Sep 17, 2010

Empty Churches

I was studying Philip Larkin's fine poem "Church Going" the other day as a consequence of having re-read the opening essay in Alan Shapiro's fine quasi-memoir The Last Happy Occasion, which focuses on this poem as one that has changed Shapiro's life. (As another of the essays in the book vigorously depicts, Shapiro was once a devoted adherent of Winters's.) Studying the poem brought to mind that John Fraser chose the poem for his New Book of Verse, that recent and very important online anthology that seeks to update the Winters Canon, which I have discussed quite a few times on this blog. And re-reading "Church Going" gave rise to the thought that modern classicists stand in much the same condition as those still willing to visit countryside Anglican churches. Just as many walk into empty churches, sense the decline in religious faith in themselves and their friends and family and in our culture, and yet still feel some twinge of attraction to the beliefs symbolized in the architecture and furnishings of the churches, so many seem to read poetry written in so-called traditional forms (or verse) and feel a tug of nostalgia for and perhaps attraction to literary styles and ideas of beauty that have long gone out of fashion. (I must put aside the issue of whether Larkin was right about the general decay of Christian belief in England, which, it seems to me, he was not, at least not entirely. Just last night on NPR -- the coincidence is amazing -- I heard a prominent British sociologist of religion claim that about 25% of the adult population of Britain is still strongly religious. That's decline from olden days, but not emptiness.)

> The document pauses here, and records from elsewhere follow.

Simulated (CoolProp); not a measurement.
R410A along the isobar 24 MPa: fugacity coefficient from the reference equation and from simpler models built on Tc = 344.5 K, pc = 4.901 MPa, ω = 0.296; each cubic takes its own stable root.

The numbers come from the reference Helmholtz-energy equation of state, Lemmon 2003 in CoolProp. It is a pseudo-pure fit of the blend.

Would many readers of modern literature feel something as Larkin says he did in the empty country church he stopped at if they were to look at the shelf of poetry in my musty basement library, with its dozens of obscure volumes of "formalist" poetry, elegant fiction, and modern classicist or "formalist" criticism of various sorts? It would be a small boon if some did. The closing stanza of "Church Going" holds out the same kind of hope I have, that some will see that there is "serious business" going on in the libraries and offices of us modern classicists. Maybe some will start, someday soon, coming back to "church" with us.

On the side issue of the achievement of Larkin's poem, I have strong doubts that Winters would have thought highly of it. I doubt that he would have considered it great -- or even close to great. But we should not be wholly constrained by his judgments, or our guesses at them. We have our own judgments to make. So what do my readers think? Is "Church Going" a great poem, as John Fraser suggests and Alan Shapiro seems to feel? I have my doubts, as well written as it is at points, but it is certainly worth knowing and appreciating, whether we judge it great or not.

By the by, if you find "Church Going" moving or insightful, you might look into two poems in the Winters Canon, as roughly delineated in Winters's 1968 anthology Quest for Reality, on similar or complementary themes to "Church Going": namely Edgar Bowers's "The Virgin Mary" from the 20th century and Thomas Traherne's "On News" from the 18th century. Both these poems, in my judgment, are far greater than Larkin's poem in just about every aspect. The most prominent difference between the two Quest poems and Larkin's might be Larkin's offhand diffidence, his unwillingness to say anything clearly or deeply serious about the "serious business" he seems to believe once went on or possibly could go on again in the empty country churches he liked to stop at. Compare that diffidence to the strong, clear assertions made in Traherne's and Bowers's poems. I must note, as I have before on this blog, that though John Fraser does include Traherne's great poem in his New Book of Verse, he makes a bad error in dismissing Bowers's from his anthology. "The Virgin Mary" is surely one of the greats.

By the by a second time, I note that Fraser has revised the "Critical Preface" to The New Book of Verse. The revision takes no note of my close study of the founding principles of Fraser's anthology published earlier this year on this blog.

The photo is my own of the courtyard of an Episcopal church in downtown Chicago on a snowy night.